How do you know they are the lowest published fares for those dates ?
Are you 100% sure that whatever web site you are using isn't filtering
out fares that are no longer available ?


There are also cases of tour operators blocking large amount of seats
early on and later on releasing seats they may not need. Booking your
seats before the tour operators do means you have an assured place on
that aircraft at the lowest fare available at that time. Wait until the
tour operators release their unused seats and you risk not getting a
seat at all or not getting a seat at the lowest fare.

It really depends on the routes and specific dates.

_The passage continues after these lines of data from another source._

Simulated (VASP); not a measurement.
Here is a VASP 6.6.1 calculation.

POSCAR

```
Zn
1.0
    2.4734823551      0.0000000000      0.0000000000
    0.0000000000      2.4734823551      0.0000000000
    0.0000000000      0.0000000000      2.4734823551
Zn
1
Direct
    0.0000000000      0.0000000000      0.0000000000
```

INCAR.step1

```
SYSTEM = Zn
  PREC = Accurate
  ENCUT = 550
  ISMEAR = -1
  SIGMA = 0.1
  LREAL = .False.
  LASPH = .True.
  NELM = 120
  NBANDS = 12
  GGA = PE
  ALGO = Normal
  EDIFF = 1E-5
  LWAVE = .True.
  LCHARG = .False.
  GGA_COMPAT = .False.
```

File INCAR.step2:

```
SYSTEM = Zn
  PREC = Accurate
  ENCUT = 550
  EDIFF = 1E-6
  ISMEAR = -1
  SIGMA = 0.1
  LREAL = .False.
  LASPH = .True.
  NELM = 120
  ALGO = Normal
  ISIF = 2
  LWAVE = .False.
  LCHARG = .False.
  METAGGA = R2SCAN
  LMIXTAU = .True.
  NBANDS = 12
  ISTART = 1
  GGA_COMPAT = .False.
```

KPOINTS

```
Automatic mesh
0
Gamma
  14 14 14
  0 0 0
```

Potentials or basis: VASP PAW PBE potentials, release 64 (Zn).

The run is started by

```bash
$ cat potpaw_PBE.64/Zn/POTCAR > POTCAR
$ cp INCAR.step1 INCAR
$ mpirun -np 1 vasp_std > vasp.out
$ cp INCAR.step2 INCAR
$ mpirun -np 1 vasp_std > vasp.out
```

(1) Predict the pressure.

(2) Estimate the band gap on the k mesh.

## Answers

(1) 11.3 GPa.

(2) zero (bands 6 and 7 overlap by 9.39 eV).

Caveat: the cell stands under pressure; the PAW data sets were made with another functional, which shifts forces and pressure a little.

A different example: this spring, a ferry, the Queen of the North sank
in BC. BF Ferries is stuck with only one ship capable of doing this open
water run through the inside passage, down from 2, and that ship has
less capacity than the QofN. Right now, there is no available space in
September because as soon as it happened, tour operators booked all
available space on all sailings to keep their options opened, and BC
Ferries is now working with them to release seats the tour operators
won't be using on a week by week basis. Those who had booked as soon as
the new schedules were announced would have had assured place on the
date of their choice. Thos who didn't will have to wait until probablty
a few weeks before their sailing time to get a confirmation and this may
wreck their plans.

There are times when paying a bit extra for a regular apex fare ends up
being more convenienty because you then have an assured seat on the day
of travel of your choice. Of course, that far ahead, you risk the
schedule changing as well. (and this comes back to Delta having higher
risk of changing its schedules in the next 12 months).